Colin Sheridan: In pursuit of progress, not perfection

I will write a book next year. Maybe two. I don’t know who will publish them, nor who will want to read them.
By now, the waistbands have been adjusted and the family wills have been redrawn. Christmas, the great emotional equalizer, is over. If you’re reading this, congratulations, you have survived it. Anything that has been said or done in anger over the last few days should be forgiven, Hunter Biden style. You were not of sound mind, so don’t give yourself a hard time. The pressure of getting home, of buying gifts, of seeing people you hadn’t seen probably since the Christmas before, each one brings with it a trigger point of emotion that leaves you vulnerable. The ad-people don’t sell you that version of the holiday. They pitch the joyous journey, not the often-difficult destination.

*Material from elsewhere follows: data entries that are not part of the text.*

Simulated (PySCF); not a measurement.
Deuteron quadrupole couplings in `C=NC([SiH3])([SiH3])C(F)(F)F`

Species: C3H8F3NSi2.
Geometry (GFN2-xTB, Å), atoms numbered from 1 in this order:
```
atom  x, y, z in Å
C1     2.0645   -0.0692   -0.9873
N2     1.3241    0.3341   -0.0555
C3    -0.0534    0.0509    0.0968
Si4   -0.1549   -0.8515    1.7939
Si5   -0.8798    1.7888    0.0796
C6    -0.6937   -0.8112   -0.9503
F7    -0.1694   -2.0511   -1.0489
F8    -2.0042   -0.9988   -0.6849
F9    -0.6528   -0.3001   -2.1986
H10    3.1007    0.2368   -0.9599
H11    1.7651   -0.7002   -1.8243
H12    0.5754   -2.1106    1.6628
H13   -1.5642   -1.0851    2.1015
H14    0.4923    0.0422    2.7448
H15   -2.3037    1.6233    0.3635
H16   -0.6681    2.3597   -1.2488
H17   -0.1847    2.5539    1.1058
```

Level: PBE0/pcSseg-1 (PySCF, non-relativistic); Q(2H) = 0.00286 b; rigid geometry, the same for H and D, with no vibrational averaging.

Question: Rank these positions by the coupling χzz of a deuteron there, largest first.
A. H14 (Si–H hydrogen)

Christmas came early in our house this year, but not in the way that you’d expect or hope. A family funeral meant a return to the homeplace, and a reckoning with childhood and nostalgia that was unexpected and emotional in a way that only these things can be. What is it about burials in winter? About decades of the rosary spoken into malfunctioning microphones. About seeing a girl you once held hands with in secondary school. About birds fluttering on bare trees. About dirt and the cold wet earth. About six pairs of shoulders carrying a wooden box, struggling to keep step. About meaningful nods across open graves to a fella you hadn’t seen in twenty years.